The sisters are followers of Vinoba Bhave (disciple, friend, and spiritual successor to M. K. Gandhi). In 1959, they approached Vinoba with their desire to follow a spiritual path. He gave them his ashram and encouraged them to form a community of women with the primary goal of Samuhik Sadhana (collectively, as one community, working toward enlightenment). They don't call themselves eco-feminists, they don't call themselves peace activists, or environmentalists, or feminists. But they are, in fact, living those principles.

One of the things that I've come to realize, and I why I'm so attracted to them, is that these women have chosen the life that they're living. The sisters are mindfully choosing to live in solidarity with the poor. They want to show that one can live a full and fulfilling life without all that materialism. Without all that stuff.

For example, the sisters, by wearing khadi, hand-spun, hand- woven cloth, are circumventing that entire market economy that oppresses and suppresses the poorest and most vulnerable in society. They know where their clothing has come from. They know they have not oppressed anybody. Again, it's a choice they make.

Not everybody has the same types of choices, or can control their surroundings. Even within systemic racism, sexism, and other oppressive systems that need to be challenged and abolished, we have varying levels of privilege and choices we can make. The sisters have reminded me to be aware of the choices I have. They challenge me to consider how am I relating to the multiple oppressive structures, and how am I using the agency I have. It is about being mindful and taking responsibility for how I'm choosing to live.

I’m privileged to be the transmitter of the sisters’ stories because they don't go out much. They have told me, “You're the bridge. You can take our stories out there and do with them as you please.”

Ethnography is a fancy way of saying collecting stories. I tell stories because stories contain the nuggets of humanity in them; of our meaning, purpose, questions, ideas, and beliefs. Then I pull out principles, and I apply them. They’ve entrusted me with their stories, and I'm trying to figure out a way to convey them so that people will be inspired, informed, and challenged.

Certainly my applied ethics have evolved because of the sisters. I’ve become more mindful, and more cognizant of the opportunities and questions I have, the choices and the decisions I'm making in every aspect of my life. My goal in life is to be more compassionate, but I don’t know if that is synonymous with happiness. Because what is happiness? Sometimes I'm not happy doing something, but I'll do it because it's the right thing to do.

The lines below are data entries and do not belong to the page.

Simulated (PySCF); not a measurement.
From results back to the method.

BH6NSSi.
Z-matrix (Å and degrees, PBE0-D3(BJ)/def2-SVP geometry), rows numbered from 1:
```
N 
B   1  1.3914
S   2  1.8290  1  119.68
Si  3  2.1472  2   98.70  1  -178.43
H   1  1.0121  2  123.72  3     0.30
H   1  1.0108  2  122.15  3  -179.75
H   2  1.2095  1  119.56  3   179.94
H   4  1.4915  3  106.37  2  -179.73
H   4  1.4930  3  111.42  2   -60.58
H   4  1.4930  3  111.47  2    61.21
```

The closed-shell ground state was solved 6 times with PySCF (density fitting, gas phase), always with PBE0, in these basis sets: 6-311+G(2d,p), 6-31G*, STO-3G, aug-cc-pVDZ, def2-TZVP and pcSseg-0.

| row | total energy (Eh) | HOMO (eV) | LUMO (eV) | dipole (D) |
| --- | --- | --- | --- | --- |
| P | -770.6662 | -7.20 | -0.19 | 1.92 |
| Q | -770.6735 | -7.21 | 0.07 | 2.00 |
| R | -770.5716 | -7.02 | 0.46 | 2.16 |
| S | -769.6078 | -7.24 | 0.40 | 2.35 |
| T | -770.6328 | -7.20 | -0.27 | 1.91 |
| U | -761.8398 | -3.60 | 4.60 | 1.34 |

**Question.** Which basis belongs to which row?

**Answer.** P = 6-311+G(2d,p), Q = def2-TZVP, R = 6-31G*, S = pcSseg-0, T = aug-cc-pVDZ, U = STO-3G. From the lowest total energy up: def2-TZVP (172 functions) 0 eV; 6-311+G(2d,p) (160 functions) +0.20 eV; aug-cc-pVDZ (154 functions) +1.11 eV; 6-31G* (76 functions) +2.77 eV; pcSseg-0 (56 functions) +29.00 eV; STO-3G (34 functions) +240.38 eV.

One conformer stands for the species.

After reading about the sisters, a student in class asked, “Do I have to sacrifice my flourishing for the flourishing of others?” We have to remember that the sisters are operating out of a worldview that sees an underlying unity to all life. So, in terms of the idea of flourishing, it doesn’t have to be an either/or question. Also, with the concept of nonattachment and Sarvodaya, the goal is to create a world where everyone may flourish.

Living with the principle of Sarvodaya, and of being mindful of how we live, is a daily journey, it’s a daily commitment. Increasing our awareness is a challenge, as is taking responsibility for how we live. The sisters live as simply as they are able. They live as close to the earth as possible. They're not perfect by any means. Perfection is not their goal. Working toward seeing the good in every person and always responding with love—these are the goals of the sisters. If all of us were to be able to be more mindful and intentional in how we lived; to even consider broadening our scope of whose experiences we’re including, this world would be a different place.

In the face of global disparities, climate change, violence and war, it can be easy to get discouraged. When I find myself losing hope and the will to keep working for a more just world, I remember the sisters’ teaching of nonattachment. Every day they recite the second chapter of the Bhagavad Gita.

One of the important lessons in this chapter is the teaching of nonattachment. We are to act, to do our dharma (duty), without attachment to the fruits of our actions. The sisters live as they do with the goal of gaining enlightenment as a community of women so as to increase peace and love in the world. The fact that injustice, war, and environmental degradation continue does not deter them. Likewise, my goal is to bring about more justice, compassion, and love into the world. If I’m acting without attachment to the fruits of my actions, then regardless of what is happening in the world, I keep moving toward my goal because it is my dharma, it is the right thing for me to do.

Being a Research Associate of the WSRP is an incredible gift. I literally wake up every morning and I'm thankful for these 10 months. Absolutely thankful. It’s giving me time so the sisters' stories can be told.